Evaluation is a data-gathering exercise that helps understand the effects of our programme design and teaching on students’ learning. It involves collecting and interpreting information and making judgements about how we can improve practice. It is an analytical process critical to good teaching. Evaluation provides the detailed information that teachers and programme leads can use to improve their teaching, as well as ‘bigger picture’ information which can inform universities about the performance of programmes and individual teachers.
A key element of quality assurance in education is evaluation, which enables those planning and delivering programmes or teaching sessions to ensure that the outcomes, methods and assessments are aligned.
Figure 1 The Educational Paradigm
Kirkpatrick (1994) suggests that evaluation should be carried out at four levels:
- reaction – how satisfied the learners are with the learning process, how valuable it was, how the teacher performed, how suitable were the methods, etc.

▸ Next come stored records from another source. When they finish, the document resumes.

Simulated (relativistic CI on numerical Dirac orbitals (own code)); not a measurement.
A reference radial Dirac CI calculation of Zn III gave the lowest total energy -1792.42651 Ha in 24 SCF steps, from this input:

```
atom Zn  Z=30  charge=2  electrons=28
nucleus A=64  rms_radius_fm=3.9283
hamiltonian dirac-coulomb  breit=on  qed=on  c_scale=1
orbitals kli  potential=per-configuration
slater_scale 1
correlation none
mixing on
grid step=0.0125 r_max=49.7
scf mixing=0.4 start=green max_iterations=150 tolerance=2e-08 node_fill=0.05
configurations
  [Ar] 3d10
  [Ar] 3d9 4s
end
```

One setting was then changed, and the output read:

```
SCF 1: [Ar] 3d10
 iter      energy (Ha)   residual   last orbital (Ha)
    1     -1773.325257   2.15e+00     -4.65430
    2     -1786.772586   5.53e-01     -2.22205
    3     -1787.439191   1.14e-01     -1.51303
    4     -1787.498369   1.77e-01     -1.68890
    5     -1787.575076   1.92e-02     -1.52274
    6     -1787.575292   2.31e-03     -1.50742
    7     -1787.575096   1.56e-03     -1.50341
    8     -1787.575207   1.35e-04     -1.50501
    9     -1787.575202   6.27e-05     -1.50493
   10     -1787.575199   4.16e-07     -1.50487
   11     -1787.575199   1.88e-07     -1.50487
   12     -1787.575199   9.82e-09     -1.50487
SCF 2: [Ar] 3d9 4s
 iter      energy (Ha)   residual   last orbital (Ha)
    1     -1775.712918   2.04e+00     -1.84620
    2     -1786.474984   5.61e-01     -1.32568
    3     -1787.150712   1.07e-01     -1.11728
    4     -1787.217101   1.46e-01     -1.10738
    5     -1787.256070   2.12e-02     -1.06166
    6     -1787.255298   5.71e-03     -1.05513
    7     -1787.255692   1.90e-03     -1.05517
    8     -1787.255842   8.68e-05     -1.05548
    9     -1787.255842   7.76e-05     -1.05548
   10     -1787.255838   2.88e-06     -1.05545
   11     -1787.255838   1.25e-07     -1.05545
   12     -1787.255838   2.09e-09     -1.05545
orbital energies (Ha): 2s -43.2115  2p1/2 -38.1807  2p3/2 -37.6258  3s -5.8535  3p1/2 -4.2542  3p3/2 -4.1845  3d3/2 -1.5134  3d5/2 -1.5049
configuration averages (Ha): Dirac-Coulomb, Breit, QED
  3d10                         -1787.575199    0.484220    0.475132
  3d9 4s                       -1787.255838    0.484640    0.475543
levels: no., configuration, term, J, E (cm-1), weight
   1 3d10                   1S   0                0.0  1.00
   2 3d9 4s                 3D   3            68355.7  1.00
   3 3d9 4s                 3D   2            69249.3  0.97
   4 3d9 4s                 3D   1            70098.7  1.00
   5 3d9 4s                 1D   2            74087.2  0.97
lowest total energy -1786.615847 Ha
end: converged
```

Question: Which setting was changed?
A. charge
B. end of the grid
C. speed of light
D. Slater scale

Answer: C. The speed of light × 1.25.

- learning – what specific knowledge or skills did the learners gain, this should be linked back to your learning outcomes
- behaviour – changes in behaviour, capability to perform skills
- results - impact, outcomes or transfer of learning to the workplace, this is the hardest to measure because of other variables
How do you (as a teacher) gather information from learners about their satisfaction, learning, behaviour and results?
Where would you place the evaluations currently used in terms of Kirkpatrick’s four levels?
How do you think you could gather feedback on the higher levels?
Organisations are usually good at gathering information from and about students and programmes at the lower levels of evaluation but tend to be much less effective in using it to enhance the quality of their education provision.